There’s fine line between giving the benefit of the doubt and wondering what the heck someone was thinking.

In From Paris With Love, the benefit of the doubt goes to John Travolta as CIA operative Charlie Wax. He’s so over-the-top that you can’t help but wonder if he’s intentionally lampooning James Bond. He so crass, so profane, and so trigger-happy, as he tries to foil a terrorist attack, that bad memories of Swordfish start creeping in. But then his act slowly starts to grow on you, and you realize that there’s a method to the madness.

Benefit of the doubt also goes to Jonathan Rhys Meyers as Reece– by day the assistant to the American Ambassador in France, by night– a junior-level spook. He wants nothing more than to become a full-fledged operative, and when he finally gets his shot it’s with Wax as his partner. Obviously this lends itself to a heavy-handed ‘oil and water’ dynamic, but Rhys Meyers rises above it, and, especially in the last half of the movie, he more than holds his own against Travolta.

In the wondering-what-they-were-thinking department, top honors go to screenwriter Adi Hasak. From Paris With Love is only his second screenplay (after 1997’s forgettable Shadow Conspiracy), and apparently 13 years is too long to go between gigs. Full of ‘gems’ such as Reece’s “Let’s skip dinner and go straight to dessert” come-on to his girlfriend, the screenplay should be required reading in Cliché 101 at community colleges. Thank heaven the movie’s full of so many shoot-outs, car chases, and explosions that there’s not that much time left for the actors to actually speak.

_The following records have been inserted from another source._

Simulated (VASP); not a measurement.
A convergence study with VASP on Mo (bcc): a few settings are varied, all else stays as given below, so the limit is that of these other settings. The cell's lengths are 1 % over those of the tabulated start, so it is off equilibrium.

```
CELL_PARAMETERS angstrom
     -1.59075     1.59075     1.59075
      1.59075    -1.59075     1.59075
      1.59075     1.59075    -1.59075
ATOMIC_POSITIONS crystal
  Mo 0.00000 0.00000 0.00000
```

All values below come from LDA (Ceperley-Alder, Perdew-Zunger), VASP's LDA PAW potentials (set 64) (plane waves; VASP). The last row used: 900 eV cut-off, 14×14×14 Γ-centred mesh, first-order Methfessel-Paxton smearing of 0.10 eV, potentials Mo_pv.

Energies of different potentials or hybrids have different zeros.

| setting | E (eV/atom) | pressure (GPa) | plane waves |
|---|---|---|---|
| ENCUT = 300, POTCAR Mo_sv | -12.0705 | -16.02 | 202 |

The biggest head-scratcher, though, is at producer Luc Besson. He’s credited with the story and, one would assume, it was his decision to hand over screenplay duties to Hasak. Besson is the genius behind The Fifth Element, The Professional, and La Femme Nikita, but true genius would have been writing the script himself and (here’s a thought!) directing it himself, too.

From Paris With Love will keep you entertained– the second half, particularly. And even though there’s some ‘what the heck were they thinking’, there’s even more reason to give it the benefit of the doubt.

…not the least of which is a nifty little cameo from the Pulp Fiction screenplay. (And that was good writing.)